Doing the dishes has deep personal significance for me. Growing up, my parents had a dishwasher but never used it. Instead, the 20 minutes after dinner was their time to catch up as they washed the dishes by hand. As a kid, this was a great arrangement for me: no chores! As an adult, this has become a beautiful picture of what it looks like to partner with others to tackle messes in life.

Yet in my own kitchen, so often my instinct is not to partner but to hide from others. With my housemates, rather than humbly apologizing or asking for help when I’ve let my dishes pile up, I regularly spend time washing whatever they have left in the sink. I do this not because I know that this is what they want or expect of me; rather, I do this as a sort of insurance policy against their irritation on the days when I am not so tidy. I end up choosing to clean the dishes alone, without their help—a far cry from the dance my parents modelled for me. 

Often, I treat Jesus more like one of my housemates, rather than as a life partner. Whenever “dirty dishes” start to pile up in my life, I begin to feel on edge about what he’s thinking and feeling towards me, as I imagine him observing me with irritation and judgment. 

But Jesus isn’t a housemate. He doesn’t have his own room, own meals, and own dirty dishes that are constantly compared to mine. He doesn’t live with me but in me. Jesus is my partner. It seems that even though God knows all about my messes, he is willing to live in me anyways. Perhaps the point of the Christian life isn’t to keep the dirty dishes hidden, but to commit to cleaning them, with Jesus himself helping to wash and dry. 

It seems that even though God knows all about my messes, he is willing to live in me anyways.

He does this day after day, knowing that these dishes will get dirty again. 

In fact I need Jesus’ partnership if I want to truly purify my metaphorical dishes. I can attempt to clean up my life with what I have, but I am convinced that the soap and water I really need comes straight from Jesus himself. And God is not interested in hoarding these cleaning supplies. Otherwise, he would have never come from heaven to earth in the first place, with all its greasy dishes. Generously, he is already at work in me; so often I just need to give him more room in the kitchen and stop trying to wash what I can’t clean. 

So even doing the dishes, whether literally or figuratively, can become an activity that deepens partnering relationships rather than something that drives them apart. For example, when I do my housemate’s dishes out of fear, I’m actually doing them for me. But when I am able to see this time as a way to interact with them in love (whether or not they are in the room), I begin to work not for me, but for them. 
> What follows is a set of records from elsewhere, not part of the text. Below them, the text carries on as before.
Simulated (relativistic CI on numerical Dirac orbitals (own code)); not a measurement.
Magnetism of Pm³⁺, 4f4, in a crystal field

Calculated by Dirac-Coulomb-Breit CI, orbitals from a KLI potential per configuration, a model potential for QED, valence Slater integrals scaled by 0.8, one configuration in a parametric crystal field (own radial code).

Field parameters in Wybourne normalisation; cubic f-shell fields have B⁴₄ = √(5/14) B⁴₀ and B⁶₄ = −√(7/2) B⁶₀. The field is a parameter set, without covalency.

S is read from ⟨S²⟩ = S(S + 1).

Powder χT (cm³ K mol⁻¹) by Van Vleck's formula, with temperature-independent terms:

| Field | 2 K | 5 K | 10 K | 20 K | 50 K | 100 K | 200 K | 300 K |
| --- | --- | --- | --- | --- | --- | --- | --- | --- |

Several months ago I was at an all-night worship session. But I couldn’t stay: there were dirty dishes in my sink, and other chores I needed to attend to before the next day. Torn between staying and going, I eventually gave up soaking in the beauty of the evening to soak my hands in bubbly water. But to my surprise, washing those dishes—mine and my housemates’—became a worshipful experience, a moment where I knew I was partnering with God in a meaningful way. I wasn’t singing in a church, but I was doing the dishes while aware of Christ in me. It’s incredible really: God is so worshipable that our mundane acts of service can be honourable to him. Let’s wash.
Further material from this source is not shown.